Beads
Reflections #145
By Patsy West
The amount of beads worn by Seminole women was a phenomenon
to all who saw them. Imagine the amount of stamina it took to conduct
daily
tasks, which were a lot more vigorous than sitting in front of a TV,
while wearing 12 pounds or so of beads!
Following the Third Seminole War, as trade again resumed in the small trading
posts on the rivers such as the Caloosahatchee, the Miami and New River, beads
were one of the first things that the Seminole women purchased, after groceries.
Recently, I discussed Aklophi (O-ce-lo-pee) and the prized string of beads that
she recalled buying as a young girl when she visited Miami with her family just
after the war in the 1860’s. She wore them the rest of her long life.

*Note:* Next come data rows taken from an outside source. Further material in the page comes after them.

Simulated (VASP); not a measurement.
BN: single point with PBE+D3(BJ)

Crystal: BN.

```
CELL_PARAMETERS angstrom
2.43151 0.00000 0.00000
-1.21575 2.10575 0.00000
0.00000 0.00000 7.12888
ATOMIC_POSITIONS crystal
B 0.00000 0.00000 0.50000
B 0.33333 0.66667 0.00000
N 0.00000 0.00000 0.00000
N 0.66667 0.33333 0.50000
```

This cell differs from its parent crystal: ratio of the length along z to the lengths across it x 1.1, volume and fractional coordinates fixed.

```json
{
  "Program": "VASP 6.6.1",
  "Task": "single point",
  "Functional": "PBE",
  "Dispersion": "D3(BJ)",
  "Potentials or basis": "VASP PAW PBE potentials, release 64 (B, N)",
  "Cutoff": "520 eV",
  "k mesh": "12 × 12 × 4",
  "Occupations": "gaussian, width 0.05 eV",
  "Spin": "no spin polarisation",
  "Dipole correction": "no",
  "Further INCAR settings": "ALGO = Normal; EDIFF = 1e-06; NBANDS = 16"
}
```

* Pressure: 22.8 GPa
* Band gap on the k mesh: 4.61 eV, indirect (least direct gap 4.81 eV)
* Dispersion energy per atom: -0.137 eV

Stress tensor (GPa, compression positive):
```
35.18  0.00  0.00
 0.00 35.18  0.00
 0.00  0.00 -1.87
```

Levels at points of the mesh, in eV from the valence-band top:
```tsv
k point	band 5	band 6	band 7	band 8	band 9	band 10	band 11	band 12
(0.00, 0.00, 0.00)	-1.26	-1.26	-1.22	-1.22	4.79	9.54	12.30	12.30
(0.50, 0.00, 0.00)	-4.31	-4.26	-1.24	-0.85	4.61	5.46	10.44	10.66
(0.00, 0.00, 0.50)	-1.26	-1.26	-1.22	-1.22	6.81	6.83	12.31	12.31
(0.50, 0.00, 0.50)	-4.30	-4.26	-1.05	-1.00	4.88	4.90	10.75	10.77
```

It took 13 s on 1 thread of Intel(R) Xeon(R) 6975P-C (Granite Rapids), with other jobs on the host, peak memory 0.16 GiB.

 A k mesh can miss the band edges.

The necklace beads were glass, and about the size of a pea. Light blue, dark
blue, and red appear to have been the most favorite colors. The beads were made
in Italy and the country once known as Czechoslovakia where they were shipped
to bead distributors in the northeastern United States. New York City continues
to have a “bead District” which some ladies from the Reservation
visited last year!
Beads were an important part of a Seminole woman’s daily routine. Upon
waking, a woman would take the graduated bunches of beads from the basket to
which she had stored them the night before. Meticulously, she would gather them
around her neck, tying each bunch together with a string. Soon, they would be
mounded from shoulders to neck. Picking guavas, chasing after her hogs, cooking
over the fire, soon it was evening. At night the process was reversed. With scissors,
she would clip the strings holding the bunches, beginning at the neck and lay
them neatly in the basket. After a day in the southern Florida humidity, her
neck would be puckery like hands left too long in water.
Like Aklophi’s beads, a Seminole woman’s beads were bought any time
(not one strand for every year of her life like some insipid poem written by
a non-Indian woman years ago states!) that she had extra money, perhaps from
the sale of her hogs or from her manufacture of sacks of coontie starch.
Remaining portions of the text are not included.